Teaching and Assessing for Successful Intelligence
School Administrator, Jan, 1998 by Robert J. Sternberg
Educators can unearth hidden talents in students by going beyond mastery testing
During a trip to Jamaica, I visited several elementary schools in relatively poor areas of the island. The physical layout of the schools differed drastically from that to which most of us are accustomed. Most were large, one-room schoolhouses. Teachers and students were arrayed around the room, usually with no partitions separating one class from another.
Accordingly, students could listen not only to their own teacher's presentation, but to all the other teachers' lectures as well. If students had the misfortune to sit near the side or back of the class, the students often could hear another teacher better than they could hear their own. Indeed, it was a challenge to discern what their own teacher was saying.
I found myself reflecting on the problem posed to Alfred Binet, the father of intelligence testing, almost a century ago. If one wished to construct tests to predict school achievement, what tests might one construct? I decided that, in the Jamaican setting, two of the most useful test items would measure not skills like vocabulary or arithmetic or spatial visualization--the things Binet measured--but auditory acuity and auditory selective attention.
One needed auditory acuity to hear what the teacher was saying and auditory selective attention to filter out the teachers whose voices competed with one's own teacher. The test probably would predict school achievement well. That's because instruction and even most testing were conducted in the same setting so that one would need the same skills to do well on an auditory ability test in the classroom and on orally administered tests of achievement.
Our Closed System
I believe that schools in other parts of the world, including the United States, echo the Jamaica situation, without being aware of it. In most schools, two abilities are at a premium: memory abilities (those abilities used to memorize, recall and recognize information) and, to a lesser extent, abstract analytical abilities (those abilities used to analyze, judge, evaluate, compare and contrast fairly abstract concepts).
The ability tests measure these skills, learning from instruction in school requires them, and then achievement tests assess the degree to which the abilities have been applied successfully. People who do well on the ability tests tend to do well in school and vice versa because both settings require similar abilities.
The problem is that these abilities are not necessarily the ones that matter most in the life activities for which school is supposed to prepare our children. How many times have you had to memorize a book or a lecture in your job as a school administrator or even during your days as a teacher? Unless you teach math, how many times have you had to remember the theorems you learned in plane geometry? How many times have you seen the extremely obscure words that often occur on vocabulary tests? Probably almost never. But there are other things you have had to do.

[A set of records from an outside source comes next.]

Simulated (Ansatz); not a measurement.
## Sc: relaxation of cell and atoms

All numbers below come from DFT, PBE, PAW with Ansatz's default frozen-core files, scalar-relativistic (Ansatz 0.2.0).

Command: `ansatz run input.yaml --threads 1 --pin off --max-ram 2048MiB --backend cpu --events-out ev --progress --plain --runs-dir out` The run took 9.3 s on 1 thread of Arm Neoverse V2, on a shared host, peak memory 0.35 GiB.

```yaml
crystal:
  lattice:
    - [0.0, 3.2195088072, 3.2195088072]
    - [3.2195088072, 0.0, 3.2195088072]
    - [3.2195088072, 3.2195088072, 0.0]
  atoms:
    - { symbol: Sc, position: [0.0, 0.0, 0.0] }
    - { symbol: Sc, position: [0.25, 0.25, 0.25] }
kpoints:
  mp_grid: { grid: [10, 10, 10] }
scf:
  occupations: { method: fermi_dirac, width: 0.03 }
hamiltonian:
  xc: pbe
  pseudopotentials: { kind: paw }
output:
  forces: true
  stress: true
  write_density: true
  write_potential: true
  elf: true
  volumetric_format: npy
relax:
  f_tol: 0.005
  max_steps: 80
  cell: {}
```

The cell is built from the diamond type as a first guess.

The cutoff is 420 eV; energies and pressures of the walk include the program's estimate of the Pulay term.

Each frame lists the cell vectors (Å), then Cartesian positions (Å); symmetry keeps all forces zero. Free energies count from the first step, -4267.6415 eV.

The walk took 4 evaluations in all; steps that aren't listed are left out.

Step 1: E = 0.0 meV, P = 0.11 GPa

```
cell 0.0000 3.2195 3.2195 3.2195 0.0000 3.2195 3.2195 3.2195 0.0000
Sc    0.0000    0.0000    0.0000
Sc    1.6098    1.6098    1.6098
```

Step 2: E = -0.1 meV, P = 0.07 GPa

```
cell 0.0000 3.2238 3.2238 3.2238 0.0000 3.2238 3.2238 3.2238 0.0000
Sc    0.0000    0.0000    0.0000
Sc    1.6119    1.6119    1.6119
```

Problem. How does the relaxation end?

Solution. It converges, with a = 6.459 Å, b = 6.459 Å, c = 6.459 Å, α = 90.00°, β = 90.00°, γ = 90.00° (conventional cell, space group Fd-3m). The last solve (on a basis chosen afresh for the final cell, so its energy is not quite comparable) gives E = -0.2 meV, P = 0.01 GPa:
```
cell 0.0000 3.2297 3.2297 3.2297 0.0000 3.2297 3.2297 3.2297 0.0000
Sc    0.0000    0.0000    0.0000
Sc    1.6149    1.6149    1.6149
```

Jobs require memory and abstract analytical skills in some degree, but they also require other and arguably more important skills as well. It is no surprise, therefore, that even supporters of current tests who are as traditional as Richard Herrnstein and Charles Murray in The Bell Curve admit that conventional tests of abilities and even of achievement predict only about 10 percent of the variation among people in real-world measures of success. In other words, these tests are poor predictors. What happened to the other 90 percent?
Broad Ability Range
In my book, Successful Intelligence, I argue that intelligence in everyday life requires a broader range of abilities than is measured by conventional tests. The problem with these conventional tests is that they spotlight children who have certain abilities (especially memory and abstract-analytical ones), but leave in the dark children with other abilities, such as creative and practical ones.
Children with other abilities may be derailed from the fast track early in life, with the result that they never get the opportunity to show what they really can do. Not only do we disenfranchise these children, but we provide almost limitless opportunities for those individuals who do not necessarily have the broader range of abilities they will need to take advantage of the opportunities they receive.
The best school administrators are not necessarily going to be those who got straight A's in their educational administration courses. Such grades might not hurt. But the practical skills required to handle subordinates firmly but fairly, to negotiate with administrators at higher and lower levels, to deal with parents, to cope with union demands and to maintain a life outside the school are probably going to be a lot more important than the memory and abstract analytical skills that led to A's in courses.
Similarly, the creative skills required to structure or restructure the school, to create favorable working conditions, to deal with unexpected problems and to instill a sense of vitality in your school are also ones not likely to have been rewarded in most classrooms.